This week’s "Your Shot" is excerpted from a keynote address delivered at the Myers Conference, a two-day gathering to discuss new media, held recently in New York .
We expect a future where iTV will start small, and then flood across the planet. It will change television, the Internet, commerce and human culture just about everywhere it reaches. In other words: everywhere. It seems as if the real question is, "How fast?" This is the Rollout Question, the Deployment Question—the Practical Question, with a thousand business decisions hanging on the answer. "How fast?" is the Big Question.
For now. But it won’t be the Big Question for long. And it’s not the most important question.
The Big Question has changed before. In the mid-1950s, the young medium of television was rocked to its core by a simple invention—the remote control. As a result, advertisers and programmers were forced to make the programs and commercials better. They found themselves scrambling to provide a new, higher level of entertainment value story—so that viewers wouldn’t click away.
The big question didn’t turn out to be, "When will there be 10 million remote controls out there so we can start to prepare?" The big question was more like, "How can we take advantage of that change?"
One thing that’s clear is that the viewer experience will have to drive the future of iTV technology. If iTV doesn’t provide viewers with a great experience, they will go away. Moreover, the advertisers, the carriers and all the other interested parties—the parties paying the bills—will have a new, precise way of keeping score. Everyone in the industry is going to know exactly when a viewer clicks away.
I spent the entire decade of the ’90s working with senior executives at high tech companies, helping them to compete more effectively in a rapidly expanding global marketplace. As a result, I was fortunate to have an inside view, and I learned a great deal about industries in transition. The successful companies—those which survived in that fiercely competitive environment—were the companies that understood market forces, their competition and customer expectations, both current and projected. I think it’s quite likely that customer experience will again prove to be the most useful baseline: The customer’s viewpoint is a reliable reference point in an evolving landscape.
A practical example of this came up last year. I was working with a large, well-established computer company. Its business problem was that it was being outpaced and outperformed by competitors. The centerpiece of our solution was to build a set of Web-enabled capabilities for selling and delivering products and services. We created a global virtual organization including the company’s industry partnerships and alliances. As part of our ROI analysis, in addition to identifying the incremental cost reductions and additional revenue benefit streams, we were going to take accountability for the customer experience (which, by the way, had been pretty abysmal, given technology and organizational issues).

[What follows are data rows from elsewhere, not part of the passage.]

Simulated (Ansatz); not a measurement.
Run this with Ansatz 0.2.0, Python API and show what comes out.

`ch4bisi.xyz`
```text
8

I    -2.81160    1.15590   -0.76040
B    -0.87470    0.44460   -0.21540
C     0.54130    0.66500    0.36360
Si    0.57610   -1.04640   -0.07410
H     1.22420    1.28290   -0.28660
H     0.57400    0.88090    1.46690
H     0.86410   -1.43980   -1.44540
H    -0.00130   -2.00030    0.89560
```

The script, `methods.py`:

When we conducted our first pilot sessions, and the customers got their first look at these global, Web-enabled capabilities, they weren’t all that impressed. The reason for their reaction was that, although these capabilities were global and robust, they made more sense to the organization than they did to the customers. So we made sure that the next iteration of the Web-enabled capabilities focused specifically on personalization technology. Only the products and services that were useful to the customers were reflected in what they experienced. And that worked!
We can learn from other industries. We can and will build the most advanced iTV technology possible. The requirements are clear: technology that’s simple to use, fail-safe and reliable, with easy navigation that allows the viewer a quick return to the familiar TV experience.
But the fact is, a great viewer experience with inferior technology will win every time over a mediocre viewer experience with superior technology!
We at Random/Order often hear the same first question from advertisers, ad agencies, and networks: It’s usually a variant of, "What are the real deployment numbers?" or, "When will we absolutely hit critical mass?" These are logical questions, but the lessons of the past indicate that waiting for certainty before starting serious development efforts will result in watching the parade instead of being in the parade. The "play it safe" strategy is perhaps appropriate for some companies. But others— especially companies that rely on TV advertising to protect huge brand assets—simply can’t afford to play it safe. In this case, playing it safe is too dangerous. Developing sophisticated iTV strategies will yield a competitive advantage as iTV happens—and that does mean starting now.
We saw a demonstration of just how seriously a leading network—in this case, ABC—is taking the interactivity challenge. Who Wants to Be a Millionaire? is a huge hit on regular television, as well as in its interactive PC application. But that dual-screen application can serve as a springboard to a single-platform, true iTV program. Its developers have created it for a seamless transition—as soon as it’s practical.
"When it gets here, what will we do with it?"
The answer should provide reasons for viewers to interact and to keep coming back. The future of iTV—technologically and experientially—depends, ultimately, upon the depth of invention that goes into answering that question … and upon our ability to meet the expectations of numerous and diverse audiences of one.
It’s what fascinates us, and it’s what will create the first interactive hit shows, as well as the first memorable iCommer-cials. Those hits will reshape the business models, and will reshape television.